As it was happening in that precise moment of the evening of October the 21st in numerous Spanish cities, men and women assembled in a circle and with their hands joined before candle-lights listened in silence.

“Violence is possible because the rest of the men keep maintaining some kind of complicity and tolerance. Might it be for selfishness, for resentment or for a misunderstood male solidarity, what is given is that many of us are not doing enough to stop gender-based violence. What is given is that many of us simply don’t do anything. Until now the majority of us have only looked at this problem from the distance, feeling free of blame and thinking it was enough not to be the abusers. But it is not enough because silence makes us collaborators. Let us break silence”.

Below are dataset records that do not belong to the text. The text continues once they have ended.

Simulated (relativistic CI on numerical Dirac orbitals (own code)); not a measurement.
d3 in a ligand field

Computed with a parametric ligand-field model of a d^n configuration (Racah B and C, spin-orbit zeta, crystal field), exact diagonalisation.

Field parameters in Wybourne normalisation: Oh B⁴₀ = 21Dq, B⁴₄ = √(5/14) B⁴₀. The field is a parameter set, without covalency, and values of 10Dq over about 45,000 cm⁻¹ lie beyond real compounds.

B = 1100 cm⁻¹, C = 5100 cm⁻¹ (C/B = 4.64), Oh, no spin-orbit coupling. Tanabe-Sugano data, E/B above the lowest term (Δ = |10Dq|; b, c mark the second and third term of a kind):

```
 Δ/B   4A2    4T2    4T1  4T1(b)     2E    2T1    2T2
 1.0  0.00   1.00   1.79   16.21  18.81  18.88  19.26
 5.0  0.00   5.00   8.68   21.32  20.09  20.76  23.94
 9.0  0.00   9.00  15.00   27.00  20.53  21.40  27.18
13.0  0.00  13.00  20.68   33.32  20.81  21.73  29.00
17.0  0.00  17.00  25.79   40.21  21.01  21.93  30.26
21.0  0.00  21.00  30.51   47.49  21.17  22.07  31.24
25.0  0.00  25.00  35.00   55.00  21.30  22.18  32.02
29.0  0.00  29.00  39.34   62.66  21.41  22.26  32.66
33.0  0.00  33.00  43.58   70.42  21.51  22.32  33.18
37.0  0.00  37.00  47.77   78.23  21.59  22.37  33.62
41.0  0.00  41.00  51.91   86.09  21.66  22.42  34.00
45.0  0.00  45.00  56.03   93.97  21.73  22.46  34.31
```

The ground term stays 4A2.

This is the fourth year the Men’s Association for Gender Equality (AHIGE) created in the southern town of Malaga one decade ago, organizes the rueda (circle) of men against violence towards women. Never before had the event been as widespread in the Spanish territory as in this edition of the event, with more than 30 cities around the country (only 3 last year) participating and therefore becoming the biggest mobilization of men in the Spanish history.

As it happens since 2007 the event is held with the objective to take a public position against violence towards women, visualize the existence of men who fight for equality and invite people to participate in the demonstrations of November the 25th, the International Day for the Elimination of Violence against Women. This year only in Spain 59 women have been killed by their partners, more than in 2009 period (55 women killed).
“The decision of doing it today is because we wanted to have it close to November the 25th but not on the same day, when women are the ones demonstrating, and we would have taken their prominence away”, says Paco Abril, sociologist, university researcher and professor specialized on gender and masculinities, member of AHIGE for more than two years. “You know, we men sometimes when getting to a place tend to occupy it all, it is part of our identity in inverted commas”, he points out smiling. For him, as a sociologist and a homosexual, it was relatively easy, he says, to “detect the gender jail to which the social process forces us” and thus decide to work on questioning the roles men should play.

Besides the campaign “Vivamos sin violencia, el silencio nos hace cómplices” (Let us live without violence, silence makes us collaborators), out of which the idea of the circle was born, AHIGE, part of the MenEngage network, also develops programs such as CO-RESPONDE, a nationwide program funded by the Woman’s Institute of the Ministry of Equality and addressed at promoting men’s domestic and family co-responsibility, workshops on emotional intelligence, inter-gender relationships and masculinity and virtual training and education intervention courses with men from the gender perspective.

This year approx. one thousand people got together around Spain on October 21. Not a consistent number, but, as Guillermo points out, while finishing reading the manifesto, “few but good ones”.
Worldwide on December 6 the White Ribbon Campaign will take place, the largest effort in the world of men working to end violence against women.

Getting close to November 25 I try to find other ways to talk about an issue that , not differently from prostitution, too much often is simplistically analysed by only looking at those who suffer from it and ignoring the other parts, those who exercise it and, the most numerous ones, those who believe not to be responsible but in fact, with their words and silences, help making up the world that legitimizes this abuse in such a subliminal way that sometimes they become both victims and aggressors without not even noticing it.
As if it was only women’s, homosexuals’ and prostitutes’ responsibility, for instance, to be aware of and overcome the violence they receive, the only ones to have their psychological profiles analysed, the only ones, in the end, who have a problem.
Since I strongly believe we are all responsible and we can all do something, I have decided to start these pre-November 25 reflections of mine from this story. More will come in the future.